# AR vs Z



## mattyman (Jul 26, 2011)

Just wondering if there's any opinion/consensus out there about an AR4 vs a Z4. I'm going to ride them both this week, but looking for some info for the type of riding I plan on doing. I live in L.A. so plenty of hills to find, and I like to do long (50-70 mile) rides often. Been riding a steel bike for 10 years, so I know carbon will be a major change..... I'm looking for a bike that feels nimble on hills, and also comfortable for the long haul. I'm about 5'7 1/2 and 160 lbs. Fit and pretty strong. Thanks!


----------



## locustfist (Feb 21, 2009)

Are you looking to race?

Crits?

Stage?

TT?

Tri?

looks aside; (i'm not a fan of the look of aero bikes) the F will be lighter (all things considered) and more agile for climbing and the AR will be more aero which is nice if you are doing a lot of crit racing on flat courses or if you plan to rig it with aero bars for TT/Tri.

For the average weekend warrior the difference is nominal so maybe save a few bucks and get the F. Or if you're the guy doing all the pulls on your weekend group ride...get the AR.


----------



## jekl (Aug 29, 2011)

I am totally new in riding and want to get started. I have been looking at the Felt bikes and the Z5 interests me. I am 5'11 and was looking at either a 56 or 58. 
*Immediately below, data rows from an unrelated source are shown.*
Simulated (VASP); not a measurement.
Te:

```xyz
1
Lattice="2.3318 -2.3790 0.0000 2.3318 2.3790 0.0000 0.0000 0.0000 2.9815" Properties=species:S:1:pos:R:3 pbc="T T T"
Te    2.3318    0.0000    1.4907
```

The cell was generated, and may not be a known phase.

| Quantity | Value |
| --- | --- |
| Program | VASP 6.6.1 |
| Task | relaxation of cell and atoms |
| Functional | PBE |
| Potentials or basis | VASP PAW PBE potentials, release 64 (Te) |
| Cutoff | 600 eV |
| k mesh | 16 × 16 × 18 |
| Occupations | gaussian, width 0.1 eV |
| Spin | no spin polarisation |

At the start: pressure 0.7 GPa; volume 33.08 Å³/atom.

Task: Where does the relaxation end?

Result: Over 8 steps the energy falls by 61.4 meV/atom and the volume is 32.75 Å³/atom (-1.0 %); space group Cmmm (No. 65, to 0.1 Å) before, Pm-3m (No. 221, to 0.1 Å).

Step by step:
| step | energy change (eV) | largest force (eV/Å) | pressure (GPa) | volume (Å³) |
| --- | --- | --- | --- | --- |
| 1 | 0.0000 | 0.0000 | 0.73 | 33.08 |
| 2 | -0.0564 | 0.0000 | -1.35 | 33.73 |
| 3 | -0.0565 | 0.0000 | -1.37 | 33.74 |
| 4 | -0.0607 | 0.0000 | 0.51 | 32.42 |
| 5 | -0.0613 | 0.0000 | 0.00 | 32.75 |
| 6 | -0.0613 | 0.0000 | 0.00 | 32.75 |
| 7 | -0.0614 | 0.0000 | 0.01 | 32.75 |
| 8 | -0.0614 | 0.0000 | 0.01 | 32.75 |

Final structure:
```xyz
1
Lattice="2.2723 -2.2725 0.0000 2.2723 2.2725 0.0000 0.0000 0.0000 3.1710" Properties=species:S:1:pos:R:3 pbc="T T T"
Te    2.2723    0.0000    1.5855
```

So now I saw this on Craigslist and thought it was a good deal: 
$1900 for a 56 AR5 with clips, full tool compartment, wireless computer, water bottle

Is this too much bike for me? My goal is for fitness and to go out with my wife and friends. Should I stick with looking at the Z5?


----------



## sherlock (Aug 6, 2011)

What year is it?

AR-series bikes are generally more aero, and therefore you're a bit flatter on the bike. The Z5 will be a bit comfier, especially if it's just fitness and riding with others.


----------



## jekl (Aug 29, 2011)

The AR5 is a 2011. Black and Green


----------



## sherlock (Aug 6, 2011)

jekl said:


> The AR5 is a 2011. Black and Green


Good price, even for a second-hand one. Saying that though, I think if you have to ask the question, the Z-series will be a better bet. AR's are great bikes but definitely have a different fit to them compared to a road bike (F-series) or a relaxed/endurance bike (Z-series).

If you have the chance to ride it, do so, but being a second hand sale the seller might not want you wasting his time. Again, from your use-case, a Z-series is a good bet.


----------



## jekl (Aug 29, 2011)

Thanks for the information...I definitely like the looks of the AR. The new 2012 Z5 in red isn't my favorite. It kind of sticks out from the rest of the Z line


----------



## mcneguy (Sep 6, 2011)

I just bought a new Z4 from an LBS in Winter Garden, FL and I love it so far. I moved up from a 3 year old Trek 2.1 and the difference is clear.


----------



## jasonandrew76 (Aug 16, 2011)

mcneguy said:


> I just bought a new Z4 from an LBS in Winter Garden, FL and I love it so far. I moved up from a 3 year old Trek 2.1 and the difference is clear.


Awesome. did you get a 2011 or a 2012?


----------



## jekl (Aug 29, 2011)

Mcneguy

What other bikes were you considering and what was the deciding factors?


----------



## mcneguy (Sep 6, 2011)

I looked at a used 2006 Madone 5.2. I really wanted a Madone 6.5 but no shops had one in my size. I also rode the Cronus Pro (which I nearly bought). Two things changed my mind, first the shop did a great job of convincing me that the components were superior ( Ultegra, Mavic wheelset etc.) . Secondly, they are a true local bike shop, owned by a couple of bike enthusiasts in Winter Garden, FL. Other than the used bike, the Treks were at a Mega chain in the area.


----------